ROCHELLE — Rochelle Mayor John Bearrows said last week that an offer has been accepted on the Kishwaukee Family YMCA Child Care Center building at 1010 N. 15th St. that closed in 2020 and the buyer has plans to make it a daycare once again.
Bearrows said he heard that information from the realtor selling the property. He said he did not know the identity of the buyer. The transaction is now in the real estate process and the anticipated closing is somewhere around June 1. Bearrows said after that point, more information will come to light.
The buyer that is in the process of purchasing the daycare building is not affiliated with the daycare board that was recently established to work to bring a child care center back to town. Bearrows, who is chairman of that board, said a group did make an offer on behalf of the daycare board, but that offer was not accepted.

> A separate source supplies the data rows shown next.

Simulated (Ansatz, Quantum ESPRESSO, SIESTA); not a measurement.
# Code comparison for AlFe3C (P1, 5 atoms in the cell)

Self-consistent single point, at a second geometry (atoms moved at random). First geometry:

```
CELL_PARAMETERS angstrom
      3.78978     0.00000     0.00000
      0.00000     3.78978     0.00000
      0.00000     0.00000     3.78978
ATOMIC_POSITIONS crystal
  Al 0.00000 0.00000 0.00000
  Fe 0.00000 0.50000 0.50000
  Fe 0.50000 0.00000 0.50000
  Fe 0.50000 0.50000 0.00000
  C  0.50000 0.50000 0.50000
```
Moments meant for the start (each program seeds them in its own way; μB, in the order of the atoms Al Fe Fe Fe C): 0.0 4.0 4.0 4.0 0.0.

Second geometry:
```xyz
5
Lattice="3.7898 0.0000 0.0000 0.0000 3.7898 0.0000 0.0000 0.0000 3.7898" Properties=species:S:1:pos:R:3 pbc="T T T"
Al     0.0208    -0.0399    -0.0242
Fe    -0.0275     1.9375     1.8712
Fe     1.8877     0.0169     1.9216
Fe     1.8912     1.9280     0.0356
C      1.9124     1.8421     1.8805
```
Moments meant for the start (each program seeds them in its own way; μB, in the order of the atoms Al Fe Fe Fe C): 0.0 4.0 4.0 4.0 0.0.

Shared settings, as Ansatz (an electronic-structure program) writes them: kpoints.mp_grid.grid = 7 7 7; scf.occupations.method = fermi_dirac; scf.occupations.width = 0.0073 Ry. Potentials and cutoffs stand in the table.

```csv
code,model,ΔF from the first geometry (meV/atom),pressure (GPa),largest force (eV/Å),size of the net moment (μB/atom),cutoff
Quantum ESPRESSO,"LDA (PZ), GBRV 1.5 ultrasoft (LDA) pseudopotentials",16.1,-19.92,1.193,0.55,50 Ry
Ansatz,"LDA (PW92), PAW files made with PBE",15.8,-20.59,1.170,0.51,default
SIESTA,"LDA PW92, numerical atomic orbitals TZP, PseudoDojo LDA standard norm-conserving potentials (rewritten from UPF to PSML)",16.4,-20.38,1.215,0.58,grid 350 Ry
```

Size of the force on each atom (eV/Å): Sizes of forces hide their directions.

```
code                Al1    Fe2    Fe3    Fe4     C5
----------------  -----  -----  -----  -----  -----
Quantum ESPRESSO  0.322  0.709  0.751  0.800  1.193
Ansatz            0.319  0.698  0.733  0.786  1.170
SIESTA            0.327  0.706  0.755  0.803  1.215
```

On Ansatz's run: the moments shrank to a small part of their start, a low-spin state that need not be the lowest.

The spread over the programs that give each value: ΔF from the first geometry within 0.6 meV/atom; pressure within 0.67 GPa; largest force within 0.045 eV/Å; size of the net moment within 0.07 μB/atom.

“There was another offer that went in that was accepted, which I'm OK with,” Bearrows said. “As long as we get that daycare open. It's finally going to come to fruition. It's been a long time coming."
Rochelle has been without a daycare center since the facility closed. The City of Rochelle took on preliminary work last year to bring a daycare back to town. It put out a survey to residents that came back with overwhelming results in favor of a daycare with 72 percent of respondents saying they’re in need of a daycare and 71 percent saying their children would be likely to attend a daycare if it opened in town.
The building at 1010 N. 15th St. was listed for sale earlier this year by Hayden Real Estate, Inc. for $399,900. It’s 12,000 square feet, sits on 2.73 acres and includes eight classrooms, a sprinkler system, a commercial kitchen and outdoor space. The facility was built in 1993.
"I talked to the realtor this morning and asked how much I can reveal,” Bearrows said May 6. “People want to know. I wanted to know. And when they said it was definitely going to be a daycare, I was like, 'OK, perfect.' At the end of the day, it's going to be a daycare.”
Bearrows said the daycare board may be kept together indefinitely in case it can help the buyers with fundraising or anything they may need.
“I hope and pray the sustainability is there, so that in 18 months or 24 months we're not back looking at the same thing,” Bearrows said. “And I think it will be sustainable. I got the feeling this morning that it's going to be very strong. The buyers have daycare experience. Hopefully it's going to be good."
The mayor was excited by the news of a daycare coming back to town after the effort became a priority of his since Kishwaukee Family YMCA Child Care Center closed.
"It really feels good,” Bearrows said. “I can see the finish line. Not for the sake of me or the city, but for the sake of our community. Some folks have really struggled without having daycare. It's one of the best things that's happened in a long time. We're very appreciative of that."